Projected Gradient Descent with Skipping

During my time at IIT Madras, I had the incredible opportunity to attend a guest lecture by Prof. Sridhar Mahadevan, a distinguished researcher from University of Massachusetts Amherst. The lecture focused on acceleration in optimization methods, and one particular finding caught my attention that sparked this exploration.

Professor Mahadevan mentioned something curious about Runge-Kutta methods - that sometimes, when you look further ahead (higher order methods), you can actually get better convergence in fewer steps. This seemed almost counterintuitive at first glance, and I couldn't help but think there must be some trade-off involved.

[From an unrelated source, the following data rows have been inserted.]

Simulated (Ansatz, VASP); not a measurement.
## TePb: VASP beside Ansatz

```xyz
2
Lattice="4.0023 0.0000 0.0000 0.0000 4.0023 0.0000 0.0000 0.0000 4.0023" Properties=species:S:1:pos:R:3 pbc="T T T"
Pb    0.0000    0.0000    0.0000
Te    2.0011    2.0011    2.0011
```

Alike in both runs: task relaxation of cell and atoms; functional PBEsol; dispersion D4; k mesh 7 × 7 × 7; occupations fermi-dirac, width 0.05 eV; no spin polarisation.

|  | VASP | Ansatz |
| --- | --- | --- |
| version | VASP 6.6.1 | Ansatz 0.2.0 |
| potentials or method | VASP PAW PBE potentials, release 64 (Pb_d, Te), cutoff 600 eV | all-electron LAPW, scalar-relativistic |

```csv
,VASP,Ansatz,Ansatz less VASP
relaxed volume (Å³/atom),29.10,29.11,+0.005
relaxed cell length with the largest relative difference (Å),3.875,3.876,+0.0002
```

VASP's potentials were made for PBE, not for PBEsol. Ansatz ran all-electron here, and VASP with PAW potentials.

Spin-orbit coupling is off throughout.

This observation inspired me to investigate whether a similar phenomenon might exist in constrained convex optimization, specifically with projected gradient descent methods.

Constrained Convex Optimization

Consider the standard constrained optimization problem:

$\min_{x \in \chi} f(x)$

where $f$ is convex and $\chi$ is a convex constraint set.

Classical Projected Gradient Descent

The traditional projected gradient descent algorithm proceeds as:

$x_{k+1} = P_{\chi}(x_k - \eta \nabla f(x_k))$

where $P_{\chi}$ is the projection operator onto the constraint set $\chi$ , and $\eta$ is the step size.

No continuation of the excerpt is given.